Jawin Userguide - Calling a DLL Entry Point

Introduction

This part of the userguide, covers how to use Jawin when calling a DLL entry point. The information herein covers the "low-level" code, close to Jawin. This is the form of code the Jawin Type Browser generates - this generated code should be used instead of manually writing this "low-level" code. If the Jawin Type Browser is not able to generate stub-code for a specific DLL, the guidelines in this document should be followed.

Before spending time on wrapping common DLL entry points (eg. functions in the Win32 API) one should also check whether the donated code in the org.jawin.donated.* subpackages already contains a wrapping for the needed DLL functions. We would also be grateful if you have wrapped some common used DLL functions, and chose to donate them to the Jawin Project - please send a mail to the Jawin mailing list, and we will help you getting the source into the donated package.

Content

Quick 'n Dirty Overview of DLL terms
How to call a DLL Entry Point with Jawin
Sample Code
1. Using a "shortcut" invoke
2. Using the generic invoke
Error Handling
Threading Issues
Additional Resources

1. Quick 'n Dirty Overview of DLL terms

The traditional way to expose a software module to other programs in the Win32 world is through exposion of functions in a DLL, which is the way the standard Win32 API is exposed to other programs (eg. some of the DLL's containing Win32 functions are: kernel32.dll, user32.dll and advapi32.dll).

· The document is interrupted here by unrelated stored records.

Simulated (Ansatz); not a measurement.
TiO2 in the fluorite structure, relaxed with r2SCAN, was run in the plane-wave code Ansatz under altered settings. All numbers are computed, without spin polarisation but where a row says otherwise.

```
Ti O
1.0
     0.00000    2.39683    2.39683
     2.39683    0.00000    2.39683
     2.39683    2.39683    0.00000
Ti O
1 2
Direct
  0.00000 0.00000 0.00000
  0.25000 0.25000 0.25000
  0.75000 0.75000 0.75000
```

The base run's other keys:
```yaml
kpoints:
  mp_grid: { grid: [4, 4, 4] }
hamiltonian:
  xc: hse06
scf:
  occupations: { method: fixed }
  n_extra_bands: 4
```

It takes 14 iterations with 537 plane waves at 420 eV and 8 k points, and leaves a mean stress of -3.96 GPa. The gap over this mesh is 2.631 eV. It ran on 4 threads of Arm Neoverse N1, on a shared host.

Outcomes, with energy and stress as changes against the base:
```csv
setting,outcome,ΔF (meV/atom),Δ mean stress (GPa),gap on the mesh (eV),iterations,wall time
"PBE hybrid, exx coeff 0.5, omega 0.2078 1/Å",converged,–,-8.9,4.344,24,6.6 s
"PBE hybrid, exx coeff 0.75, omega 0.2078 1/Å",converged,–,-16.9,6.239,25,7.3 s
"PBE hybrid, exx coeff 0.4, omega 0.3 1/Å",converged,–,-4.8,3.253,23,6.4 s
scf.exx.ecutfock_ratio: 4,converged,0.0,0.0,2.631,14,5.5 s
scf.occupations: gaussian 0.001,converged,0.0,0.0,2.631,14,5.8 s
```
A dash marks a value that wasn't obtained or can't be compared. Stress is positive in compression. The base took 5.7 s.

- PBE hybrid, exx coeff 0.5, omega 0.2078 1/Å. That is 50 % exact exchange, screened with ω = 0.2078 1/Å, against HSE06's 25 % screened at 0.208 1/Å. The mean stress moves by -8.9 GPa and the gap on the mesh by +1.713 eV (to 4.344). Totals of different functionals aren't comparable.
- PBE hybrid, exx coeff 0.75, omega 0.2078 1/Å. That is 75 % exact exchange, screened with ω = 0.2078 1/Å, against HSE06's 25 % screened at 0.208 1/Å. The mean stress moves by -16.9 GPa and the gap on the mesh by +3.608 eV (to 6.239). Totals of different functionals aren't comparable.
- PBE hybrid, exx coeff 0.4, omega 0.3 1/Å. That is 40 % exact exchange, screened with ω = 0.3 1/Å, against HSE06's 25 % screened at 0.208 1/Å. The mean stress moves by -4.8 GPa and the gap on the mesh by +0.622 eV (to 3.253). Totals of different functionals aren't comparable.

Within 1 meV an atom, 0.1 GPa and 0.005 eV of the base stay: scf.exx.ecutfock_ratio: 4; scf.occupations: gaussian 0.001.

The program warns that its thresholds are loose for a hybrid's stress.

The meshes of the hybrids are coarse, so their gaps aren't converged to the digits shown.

If curious about exactly what functions a DLL exposes, a tool like Dependency Walker can be used (this tool is included in Visual Studio, where it is named Depends). Unfortunately DLL entry points do not contain meta data about which parameters a function requires, so to successfully use functions from a DLL, documentation for it is required. This can either take the form of header files for the DLL or more formal documentation, like eg. the Win32 API documentation contained in MSDN.

The Win32 API documentation specifies for each function the library that contains the particular function. Eg. the documentation for the Win32 MessageBox function contains the following requirements section:

Windows NT/2000: Requires Windows NT 3.1 or later.
Windows 95/98: Requires Windows 95 or later.
Header: Declared in Winuser.h; include Windows.h.
Library: Use User32.lib.
Unicode: Implemented as Unicode and ANSI versions on all platforms.

The line to note here, is the library line. This specifies in which import library the MessageBox function is defined. The name of the DLL file in which the MessageBox function is exposed is then a .dll-file with the same name as the .lib-file. So the MessageBox function is in the DLL user32.dll.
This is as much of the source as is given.